Jeff Mulliken
Puerta Vallarta Colors
For years I’ve had a love affair with Mexico. The vernacular architecture, the food, and the music might be enough – but I think it’s the welcoming nature and quiet optimism of the Mexican culture – that calls me back. I see this culture reflected in the colors chosen to embellish the simplest of elements – the buildings, at eye level.

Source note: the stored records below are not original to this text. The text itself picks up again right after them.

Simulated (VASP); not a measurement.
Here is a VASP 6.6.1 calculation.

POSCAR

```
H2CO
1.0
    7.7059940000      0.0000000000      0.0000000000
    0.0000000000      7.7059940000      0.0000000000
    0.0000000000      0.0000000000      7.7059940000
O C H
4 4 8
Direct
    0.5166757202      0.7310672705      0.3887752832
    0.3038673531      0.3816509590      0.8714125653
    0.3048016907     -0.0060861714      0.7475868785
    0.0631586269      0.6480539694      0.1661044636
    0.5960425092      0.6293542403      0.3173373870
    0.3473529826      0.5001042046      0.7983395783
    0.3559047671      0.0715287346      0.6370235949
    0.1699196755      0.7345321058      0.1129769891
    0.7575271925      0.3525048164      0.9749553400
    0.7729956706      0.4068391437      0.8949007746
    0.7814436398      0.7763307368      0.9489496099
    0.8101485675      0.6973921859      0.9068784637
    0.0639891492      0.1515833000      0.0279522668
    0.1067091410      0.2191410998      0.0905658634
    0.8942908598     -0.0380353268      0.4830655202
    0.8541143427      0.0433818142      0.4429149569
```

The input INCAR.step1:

Puerta Vallarta Colors was shot over three days in this once sleepy fishing port, that is becoming a busy tourist destination. But the old stone, stucco, and cement surfaces remain, often adorned with aged hardware and utilities – and they are constantly refreshed with new paint in a celebratory palette. To me, these colors communicate the spirit of the Mexican culture.
Artist Bio
Jeff Mulliken has practiced architecture for over 35 years, but has maintained an interest in photography since a teen, with his first camera, a Kodak Instamatic. His fascination with shape, form, color, and composition, essential to successful architectural design, inspires his photographic images. In recent years his architectural work focused on workplace interior design, where these same issues interface with the practical and functional needs of people at work. Jeff thinks that this had led him to be attracted to photographic subject matter in the everyday world around us.
What formal photographic training he has includes college elective courses in photography, and classes at the New England School of Photography, the Fine Arts Work Center in Provincetown, and the Griffin Museum of Photography.